3.2 Linear Regression Models and Least Squares
=====================================

We have an input vector :math:`X^\top = (X_1, \dots, X_p)`, we want to predict a real-valued output :math:`Y`. The linear regression model has the form

.. math::

  f(X) = \beta_0 + \sum_{j=1}^p X_j\beta_j

Here :math:`X_j` can be quantitative inputs, transformations of quantitative inputs, or numerical encoding of qualitative inputs.

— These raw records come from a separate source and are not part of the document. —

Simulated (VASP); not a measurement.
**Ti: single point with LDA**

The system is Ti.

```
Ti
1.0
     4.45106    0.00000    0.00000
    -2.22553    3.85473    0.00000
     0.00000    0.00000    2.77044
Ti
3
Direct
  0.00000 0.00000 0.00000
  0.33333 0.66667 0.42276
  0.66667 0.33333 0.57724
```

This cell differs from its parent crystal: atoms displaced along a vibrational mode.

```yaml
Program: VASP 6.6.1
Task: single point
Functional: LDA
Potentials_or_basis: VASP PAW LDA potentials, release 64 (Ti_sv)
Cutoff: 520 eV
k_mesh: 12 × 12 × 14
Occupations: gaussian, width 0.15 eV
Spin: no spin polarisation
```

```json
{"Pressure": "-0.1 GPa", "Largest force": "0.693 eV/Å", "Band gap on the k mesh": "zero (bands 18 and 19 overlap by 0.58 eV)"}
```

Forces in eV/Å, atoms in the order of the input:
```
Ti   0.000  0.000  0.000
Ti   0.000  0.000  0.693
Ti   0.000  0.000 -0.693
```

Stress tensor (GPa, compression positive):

Typically we have a set of training data :math:`(x_1, y_1), \dots, (x_N, y_N)` from which to estimate the parameters :math`\beta`. The most popular estimation method is *least squares*, in which we pick the coefficients :math:`\beta = (\beta_0, \dots, \beta_p)^\top` to minimize the residual sum of squares

.. math::

  \text{RSS}(\beta) = \sum_{i=1}^N (y_i - f(x_i))^2 = \sum_{i=1}^N \left(y_i - \beta_0 - \sum_{j=1}^p x_{ij}\beta_j\right)^2

From a statistical point of view, this criterion is reasonable if the training observations :math:`(x_i, y_i)` represent independent draws from their population. Even if the :math:`x_i`'s were not drawn randomly, the criterion is still valid if the :math:`y_i`'s are conditionally independent given the inputs :math:`x_i`.

Let :math:`\mathbf{X}_{N \times (p+1)}` and :math:`\mathbf{y}_{N \times 1}` be the matrix representation of the training data. We can write the residual sum-of-squares as

.. math::

  RSS(\beta) = (\mathbf{y} - \mathbf{X}\beta)^\top (\mathbf{y} - \mathbf{X}\beta)

Differentiating w.r.t. :math:`\beta` we obtain

.. math::

  \frac{\partial \text{RSS}}{\partial \beta} & = -2\mathbf{X}^\top (\mathbf{y} - \mathbf{X}\beta) \\
  \frac{\partial^2 \text{RSS}}{\partial\beta\partial\beta^\top} & = 2\mathbf{X}^\top\mathbf{X}

Assuming that :math:`\mathbf{X}` has full rank, and hence :math:`\mathbf{X}^\top\mathbf{X}` is positive definite, we set the first derivative to zero

.. math::

  \mathbf{X}^\top (\mathbf{y} - \mathbf{X}\beta) = 0 \label{eq:eq3-1}

to obtain the unique solution

.. math::
  :label: eq3-6

  \hat{\beta} = (\mathbf{X}^\top\mathbf{X})^{-1}\mathbf{X}^\top\mathbf{y}

The fitted values at the training inputs are

.. math::

  \hat{\mathbf{y}} = \mathbf{X}\hat{\beta} = \mathbf{X}(\mathbf{X}^\top\mathbf{X})^{-1}\mathbf{X}^\top\mathbf{y}

The matrix :math:`\mathbf{H} = \mathbf{X}(\mathbf{X}^\top\mathbf{X})^{-1}\mathbf{X}^\top` is sometimes called the "hat" matrix because it puts the hat on :math:`\mathbf{y}`.

The figure below shows a different geometrical representation of the least squares estimate in :math:`\mathbb{R}^N`. We minimize :math:`\text{RSS}(\beta)` by choosing :math:`\hat{\beta}` so that the residual error :math:`\mathbf{y} - \hat{\mathbf{y}}` is orthogonal to the column space of :math:`\mathbf{X}`. The orthogonality is expressed in Equation :eq:`eq3-6`, and the resulting estimate :math:`\hat{\mathbf{y}}` is the *orthogonal projection* of :math:`\mathbf{y}` onto this subspace. The hat matrix :math:`\mathbf{H}` computes the orthogonal projection, and hence it is also known as a projection matrix.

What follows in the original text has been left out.